Are you familiar with Boston, MA's should-be-legends Miltown? Frequent Aversionline readers got a taste of my over-the-top fanboy enthusiasm for their work—specifically the unreleased album from 1998, Tales of Never Letting Go (a.k.a. the single greatest unreleased album in the history of recorded music)—earlier this year. For those still (painfully) unaware, the band existed for an all-too-brief few years during the mid- to late-'90s and featured the mighty Jonah Jenkins (Only Living Witness, Milligram, Raw Radar War, The Northern Skulls) on vocals, and both guitarists—Brian McTernan and Matt Squire—had previously spent time in Ashes and Battery and remain quite successful producers. But that's just trivia. Miltown's music is what truly matters.

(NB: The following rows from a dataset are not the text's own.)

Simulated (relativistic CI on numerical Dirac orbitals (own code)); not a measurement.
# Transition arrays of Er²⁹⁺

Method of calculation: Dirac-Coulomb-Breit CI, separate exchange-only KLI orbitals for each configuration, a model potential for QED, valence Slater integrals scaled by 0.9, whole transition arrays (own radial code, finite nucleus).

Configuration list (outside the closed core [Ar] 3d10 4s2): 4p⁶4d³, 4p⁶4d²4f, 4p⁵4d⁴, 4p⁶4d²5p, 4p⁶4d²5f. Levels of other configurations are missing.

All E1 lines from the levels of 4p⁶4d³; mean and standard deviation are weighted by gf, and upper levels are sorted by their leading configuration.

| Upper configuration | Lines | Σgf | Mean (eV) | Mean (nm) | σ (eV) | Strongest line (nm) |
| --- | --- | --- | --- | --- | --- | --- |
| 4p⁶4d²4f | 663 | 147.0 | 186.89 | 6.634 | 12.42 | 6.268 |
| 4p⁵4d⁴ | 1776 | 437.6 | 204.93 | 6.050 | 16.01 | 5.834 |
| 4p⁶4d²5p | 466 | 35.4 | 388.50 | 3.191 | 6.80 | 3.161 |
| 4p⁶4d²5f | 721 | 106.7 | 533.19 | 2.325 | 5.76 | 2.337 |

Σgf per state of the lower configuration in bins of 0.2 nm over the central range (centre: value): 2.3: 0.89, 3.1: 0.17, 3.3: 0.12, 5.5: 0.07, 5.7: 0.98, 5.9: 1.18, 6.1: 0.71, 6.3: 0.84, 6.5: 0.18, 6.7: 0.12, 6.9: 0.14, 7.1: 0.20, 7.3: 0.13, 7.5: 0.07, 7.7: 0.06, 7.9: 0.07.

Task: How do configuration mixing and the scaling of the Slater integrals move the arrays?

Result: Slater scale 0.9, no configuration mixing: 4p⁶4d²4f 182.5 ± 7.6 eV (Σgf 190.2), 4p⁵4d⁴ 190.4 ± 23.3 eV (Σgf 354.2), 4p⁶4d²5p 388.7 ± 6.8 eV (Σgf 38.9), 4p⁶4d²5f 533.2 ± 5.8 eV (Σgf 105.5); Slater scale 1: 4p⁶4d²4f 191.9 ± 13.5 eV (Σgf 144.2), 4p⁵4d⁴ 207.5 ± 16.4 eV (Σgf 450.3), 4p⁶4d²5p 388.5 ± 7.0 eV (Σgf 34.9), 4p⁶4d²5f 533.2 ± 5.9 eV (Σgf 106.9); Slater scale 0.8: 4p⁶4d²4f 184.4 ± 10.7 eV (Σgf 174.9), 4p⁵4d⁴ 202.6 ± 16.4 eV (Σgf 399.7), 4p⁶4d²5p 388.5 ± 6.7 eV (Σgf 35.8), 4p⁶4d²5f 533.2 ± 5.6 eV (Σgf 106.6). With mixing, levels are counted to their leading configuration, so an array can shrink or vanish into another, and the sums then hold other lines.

If I believed in a higher power, I'd tell you that my prayers have finally been answered. It appears that Miltown quietly uploaded most of their discography—that is to say, pretty much everything that's not owned by the complete fuckin' idiots at Warner Bros.—to Bandcamp ahead of their reunion shows with Cave In this weekend. I've never purchased, downloaded, and backed up to Dropbox—all the while nearly suffering an excitement-fueled heart attack, I might add—any audio files faster in my entire life. Especially given the fact that amongst these masterpieces is a 10-track set of demos laid down at McTernan's Salad Days Studio that comprises a good chunk of material that would have been represented on the aforementioned Tales of Never Letting Go:

This is quite literally one of the best things that has ever happened on the internet. I'm pretty sure only one of these songs ("Can't Leave Home") has ever been officially released, and some—such as "Tree Streets," which had a few of its lyrics reused in The Northern Skulls' "Art Thief"—had never even leaked before. And they're all excellent, every single one. "Unraveling," in particular, has become one of my all-time favorite songs over the years.

If you've heard any of the Warner Bros. recordings that have snuck onto YouTube somehow or another, a handful of these Salad Days demos are actually better. There are definitely some slight variances in the layering and performances here and there, so they're certainly worth taking the time to explore:

I think the only leaked track that the Salad Days sessions seem to miss, sadly, is the absolutely stunning "Esperanto," but you can at least hear that on YouTube. [Edit: Holy shit! Between the time that I wrote this and early this morning, "Esperanto" is now on Bandcamp, too!!!]

As if that weren't enough, though, you can also grab Miltown's EP tracks:

And a set of four killer covers, three of which were previously unreleased:

I'm depressingly sure that I'll die with the unfulfilled dream of the Warner Bros. recordings being properly released, but... fuck it. Miltown's remaining discography being made available in any high-quality audio format such as this is a momentous occasion. I'm so ridiculously shocked and excited by all of this. If there's any chance in hell that the band can manage to do a little something more beyond the two reunion shows, whew... look out!